The “Closeted” Armenian Dress

The title of this blog has nothing to do with dresses and fashion trends but is indirectly associated with the preservation of the Armenian identity in the diaspora(s). It is also in part and indirectly associated with Antranig Artinian, a dear friend and mentor of mine for the Armenian culture and history.

At a social evening at the Artinian family residence as usual,  we were discussing Antranig’s favored subject of, how to keep, enhance, and promote the Armenian identity in diaspora in general, and in Toronto in particular. As always, the key subject of the discussion was the preservation of the Armenian language, and culture despite the fact that it was not a serious “problem” for us at the time. It was the future that worried us and the future was not a distant time but rather, it was here, and now, so to speak.

At the time most of us were newcomers to Toronto and fluent in the Armenian language, and for many fortunate ones our Armenian speaking parents were living with us and our children were growing in homes where the dominant conversational language was Armenian, and some of the Armenian traditions still in use within our homes mainly because of the presence of our parents.

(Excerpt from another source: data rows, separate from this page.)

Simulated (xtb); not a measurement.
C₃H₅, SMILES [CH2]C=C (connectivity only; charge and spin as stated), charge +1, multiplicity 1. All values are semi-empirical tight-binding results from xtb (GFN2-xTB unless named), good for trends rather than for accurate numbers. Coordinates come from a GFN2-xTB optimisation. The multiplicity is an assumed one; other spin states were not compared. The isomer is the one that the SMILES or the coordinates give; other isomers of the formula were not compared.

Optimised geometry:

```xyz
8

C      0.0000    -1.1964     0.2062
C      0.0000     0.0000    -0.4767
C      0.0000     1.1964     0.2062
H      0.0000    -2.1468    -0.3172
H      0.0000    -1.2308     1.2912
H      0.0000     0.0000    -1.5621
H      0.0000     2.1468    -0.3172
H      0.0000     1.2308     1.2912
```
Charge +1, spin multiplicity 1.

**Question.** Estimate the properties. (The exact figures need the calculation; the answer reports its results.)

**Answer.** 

There were many proposed “solutions” starting from banning the children to watch TV, to even “throwing out” the television sets of Armenian homes, to “dreaming” to have daily Armenian television programs only in the Armenian language.

(Today TV programs are available all day long via satellites that have hardly anything to promote the Armenian language and culture, whose need is more acute today than at the time. The internet is another medium that we did not have then, that today is the best communication medium that has great potential to promote the learning of the conversational Armenian language and culture, but it is hardly utilized for that purpose).

At one point in the conversation I ventured to suggest, why not wear Armenian clothes in our homes to help keep the Armenian atmosphere in our homes. Տիկին Խուպէսէրեան a highly successful dressmaker in Cairo, and at the time living in Toronto, asked whether I will really wear it if I had one, and I said why not, they seem to be comfortable.

A few days after that meeting, Տիկին Խուպէսէրեան phoned and said Ուզած հագուստիդ կերպասը գնեցի եկուր չափդ արնեմ որ կարեմ ու հագնիս, “I bought the material of the Armenian dress that you wanted, come I will take your measurements”. Needless to say, I was totally surprised but you cannot say no to Տիկին Խուպէսէրեան , who had devoted all her time in Toronto to making Armenian dresses for any Armenian dance groups that needed them and asked for it.

After the measurement was taken, I had to go once for a fitting “prova” and a second time for the final fitting and minor adjustment. It was a beautiful dress that I rather liked, but when I wore it in our home, my wife Sona, and our children Taline, and Hagop, politely said it is nice but not “normal” to wear it in the house. I was outnumbered by a vote of three to one. It is said that “democracy is the worst system except for all the others” (not an exact quote) but this time around, the “worst system” prevailed, and the dress is still hanging in the closet as beautiful as then, and “brand new”.

(Maybe I should wear it again to surprise my young grandchildren attending the same Armenian ARS School that their parents were among the first to attend when the school was opened, and hope that, they might vote in favor of wearing the dress that can “see” the daylight again. After all, as per the unwritten rule of the grand parent’s constitution, the grandchildren always have the VETO POWER!).

Mrs Khoubesserian was Antanig Artinian’s mother in law who was the “resident dressmaker” of the ARS School’s dance group Պարախումբ. We had to convert a room next to the school’s secretary’s office as a “walk-in closet” that was packed “wall to wall” with Armenian dresses for both girls and boys leaving hardly any room to “walk-in”. She had the key, and after every time the dresses were used, she will make sure that they were all cleaned and ironed and will rearrange them in the proper order.

Տիկին Խուպէսէրեան belonged to the first, and our greatest post-Armenian Genocide generation that not only survived and prospered in foreign countries and cultures but also preserved their Armenian identity and culture and passed it on to their children and grandchildren as well. They were the embodiment of perseverance and survival in challenging times. We must remember them and be thankful for their contribution to the preservation of the Armenian identity and culture that was passed on to the successive Armenian generations, especially in the Diaspora(s).

Maybe it will be appropriate here to remember also  Տիկին Տիգրանուհի Արթինան Antranig’s mother, who belonged to that great generation as well. She too was devoted to preserving the Armenian language and culture and served as the principal of the Armenian Saturday school of Holy Trinity Armenian Church of Toronto for many years.  As the saying goes Պտուղը ծառէն հեռու չիյնար “The fruit does not fall far from the tree”. All of them worthy honorees indeed. Պատիւ Արժանաւորաց.